Let’s travel back in time for a moment, shall we? The year is 2007 and I am literally dragging my mother by her hand through the mall to the tween holy grail of stores, ignoring her protestations that the incredibly unsubtle scent of cologne gives her a headache and the dim, cocktail-lounge lighting makes it nearly impossible to get a good look at what she’s buying. Maybe I’ll get lucky and walk out with a moose-emblazoned polo shirt, a turquoise striped one to match the rubber bands on my braces, tucked into a shopping bag plastered with a shirtless blonde hunk.

For those who were teenagers in the late ’90s and early aughts, Abercrombie is as synonymous with adolescence as acne. Maybe you plastered your walls with black-and-white images of models cut from the signature shopping bags or begged your parents for a needlessly expensive denim miniskirt to wear on your first day of school. Maybe you will forever associate the little moose logo with that one popular mean girl from your homeroom class. Maybe you simply remember it as the store between Sam Goody and the Auntie Anne’s pretzel stand in your hometown mall. (OK, now I’m just aging myself.)
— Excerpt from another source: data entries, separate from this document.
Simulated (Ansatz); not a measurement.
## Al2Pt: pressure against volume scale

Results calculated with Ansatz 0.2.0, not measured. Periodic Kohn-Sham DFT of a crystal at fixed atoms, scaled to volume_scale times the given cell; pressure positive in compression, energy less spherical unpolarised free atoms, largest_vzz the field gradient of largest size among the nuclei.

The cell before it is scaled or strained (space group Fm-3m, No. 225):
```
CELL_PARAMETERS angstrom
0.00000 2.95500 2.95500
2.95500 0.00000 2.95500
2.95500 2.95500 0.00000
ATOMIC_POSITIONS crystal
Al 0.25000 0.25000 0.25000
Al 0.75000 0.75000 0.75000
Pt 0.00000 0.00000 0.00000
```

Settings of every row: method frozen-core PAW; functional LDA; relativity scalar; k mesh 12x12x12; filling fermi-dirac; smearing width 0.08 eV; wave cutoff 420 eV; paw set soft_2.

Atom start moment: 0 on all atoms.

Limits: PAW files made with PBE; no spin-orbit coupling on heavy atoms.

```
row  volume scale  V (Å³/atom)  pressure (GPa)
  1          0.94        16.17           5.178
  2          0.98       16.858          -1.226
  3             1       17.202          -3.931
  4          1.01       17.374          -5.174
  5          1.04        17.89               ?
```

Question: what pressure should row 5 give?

Whatever your relationship to it, Abercrombie & Fitch undeniably looms large in the cultural lexicon of an entire generation.

Abercrombie & Fitch’s legacy, however, is not one of overpriced graphic tees, but of discrimination and corporate corruption, as explored in White Hot: The Rise and Fall of Abercrombie & Fitch. The Netflix doc from director-producer Alison Klayman breaks down decades of criticism aimed at the brand’s exclusionary (read: straight, white, thin, wealthy) look and marketing strategy under controversial former CEO Mike Jeffries.

“Abercrombie & Fitch said, ‘We go after the cool kids.’ If they didn’t look a certain way, they didn’t belong in our clothing.” says one person in the trailer. “There’s a reason people liked that brand,” he says later. “Exclusion is part of our society.”

According to the trailer, White Hot digs into the multiple discrimination lawsuits against the company, including a 2004 class-action suit charging that Abercrombie & Fitch discriminated against Black people, Latino people, Asian American people, and women by predominantly hiring white men — the more abs, the better. The brand eventually settled for $40 million with a promise to revise its hiring practices. The trailer also mentions a 2009 lawsuit that went all the way to the Supreme Court, filed by a teen who was told when she applied for a job that her hijab violated the store’s “look policy.”

“They didn’t invent evil. They didn’t invent class. They just packaged it,” narrates one woman, lending the film its captivating tagline.

White Hot: The Rise and Fall of Abercrombie & Fitch premieres on Netflix on April 19 — plenty of time to mentally prepare to relive the trauma of trying on an ill-fitting tube top at the height of puberty.